Many people have considered alimony a negotiation tool during divorce cases for decades. Though a person may have cringed at the thought of having to continue supporting an ex-spouse, the paying individual may still have appreciated the ability to deduct those payments come tax time. However, now that 2019 is underway, that ability no longer exists.
You have likely heard that tax law changes were coming into effect that would affect alimony in New Jersey and across the country. You may not have known exactly how or even if it would affect your divorce outcomes. Gaining information on the changes may help you gain a better idea of what you could face if the court awards alimony in your case.
Are you already divorced?
If you and your ex-spouse finalized your divorce before the end of 2018, the old tax laws regarding alimony will still apply to your situation. While this information may bring about a sigh of relief — after all, tax season quickly approaches — you need to remember that any modifications made to your divorce agreements could result in the new laws taking over. Changes made during or after 2019 may cause the new alimony tax laws to take precedence if the modification includes this stipulation.

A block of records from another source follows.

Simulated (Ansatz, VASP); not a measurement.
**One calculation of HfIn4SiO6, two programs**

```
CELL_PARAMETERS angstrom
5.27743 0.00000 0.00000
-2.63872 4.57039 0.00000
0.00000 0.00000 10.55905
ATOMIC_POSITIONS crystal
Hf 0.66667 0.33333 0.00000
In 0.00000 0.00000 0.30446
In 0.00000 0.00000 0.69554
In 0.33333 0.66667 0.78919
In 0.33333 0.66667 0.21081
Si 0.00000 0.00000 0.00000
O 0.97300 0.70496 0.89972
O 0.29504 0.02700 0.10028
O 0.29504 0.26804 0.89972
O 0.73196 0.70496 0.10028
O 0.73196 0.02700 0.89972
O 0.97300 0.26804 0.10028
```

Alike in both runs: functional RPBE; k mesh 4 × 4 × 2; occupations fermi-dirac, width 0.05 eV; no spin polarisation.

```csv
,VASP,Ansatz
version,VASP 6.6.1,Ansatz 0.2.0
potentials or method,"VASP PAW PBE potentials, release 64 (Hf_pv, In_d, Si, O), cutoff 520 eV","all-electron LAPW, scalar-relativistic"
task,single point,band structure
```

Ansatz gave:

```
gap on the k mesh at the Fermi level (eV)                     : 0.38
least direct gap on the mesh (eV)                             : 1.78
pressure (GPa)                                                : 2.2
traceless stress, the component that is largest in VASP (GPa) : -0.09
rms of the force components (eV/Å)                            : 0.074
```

What will the changes mean?
If you have not yet finalized your divorce, and alimony is likely to result, you need to understand what the changes may mean for your circumstances. If you earn more money than your spouse or the court finds other reason to believe that you should continue providing spousal support, you would have to pay the designated amount to your ex, and you would also have to pay taxes on that amount despite it no longer belonging to you.
What can you do?
As you can see, this type of scenario may make you feel less willing to pay alimony. As a result, the divorce process may become more contentious. However, you do not have to resign yourself to paying alimony and the taxes on it. Instead, you may have the ability to negotiate terms that would allow you to give your ex-spouse another asset in exchange for not having to pay alimony or for at least paying less.
While you may not necessarily want to go through a contemptuous divorce, you certainly do want to work toward the outcomes that will best suit your interests. Therefore, you may want to discuss these law changes with your divorce attorney and determine what other actions you could take to protect your assets and your interests.